Second Life and SEX

We just saw the trashy article by Marlon McDonald that ticked off a number of Second Life™ residents. We aren’t prudes about sex. What was upsetting about the article was how poorly it was done. We have had that grip for some time and it seems to be an ongoing problem perpetuated by dysfunctional journalists and reporters that have no idea what either profession is about, even if they did go to school and major in the subject. Sad.

Inara Pey made an excellent response rebutting the lame article. Please drop by and check her article. It is here: The Strange Stories about Second Life that Totally Miss The Mark! Please leave a comment and have your friends stop by. We would like to see the blog clearly conveyed the idea that good writing draws more views than trash does. 

There is an  interesting audio/video on The Verge about Sex in the Future. This brings up some relative points and points us in the direction of virtual sex. This ‘virtual sex’ is something Isaac Asimov used in his one of his series of I Robot stories. Elijah Baley is Asimov’s fiction detective that has to solve a murder in an off-Earth independent world, where people seldom encountered one another in person. Most contact, including sex, was virtual. The Naked Sun, I think.

The video heads the same direction.

Sex is alive and healthy in Second Life. Some may want to debate the ‘healthy’ part. McDonald’s portrayal was what I consider a salacious focus on sex as perverted. The blow back at McDonald came from portraying Second Life as ONLY about sex. Fortunately we have Drax and others showing the other sides of Second Life. Episode #24.

Whether virtual sex is healthy is a debatable subject. I believe there is no absolute answer that is true for everyone. The 3 to 5% of the world that is into LGBT preferences only begins to reveal the diversity of preferences. That LGBT exists is proof enough for me that there are no absolutes in sexual preferences and few rules about what is or is not healthy. Those few rules have more to do with physical injury, emotional abuse, and consent than which gender puts what where, how, when, and why.

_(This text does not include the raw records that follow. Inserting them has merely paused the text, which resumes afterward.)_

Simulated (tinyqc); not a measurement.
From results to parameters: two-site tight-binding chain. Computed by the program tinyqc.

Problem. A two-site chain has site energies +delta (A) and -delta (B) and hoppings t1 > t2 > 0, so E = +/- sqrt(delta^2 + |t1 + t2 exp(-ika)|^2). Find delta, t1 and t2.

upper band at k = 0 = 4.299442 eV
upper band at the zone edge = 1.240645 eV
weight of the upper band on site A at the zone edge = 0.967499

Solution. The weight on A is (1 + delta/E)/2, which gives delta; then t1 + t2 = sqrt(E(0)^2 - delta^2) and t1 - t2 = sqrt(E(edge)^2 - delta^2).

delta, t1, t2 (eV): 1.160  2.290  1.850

In proportion sex and the rest of Second Life seem about as balanced as real life… or unbalanced, depending on your thinking. It is intellectually dishonest for any reporter or journalist to write otherwise. But, that is not likely to be something they are aware of or in any way inhibit them.

If we ever want Second Life to have a different reputation, we will have to positively engage and rebut the intellectually dishonest stories we see. Complaining about them doesn’t do much. Inara took what I consider a very positive, proactive step.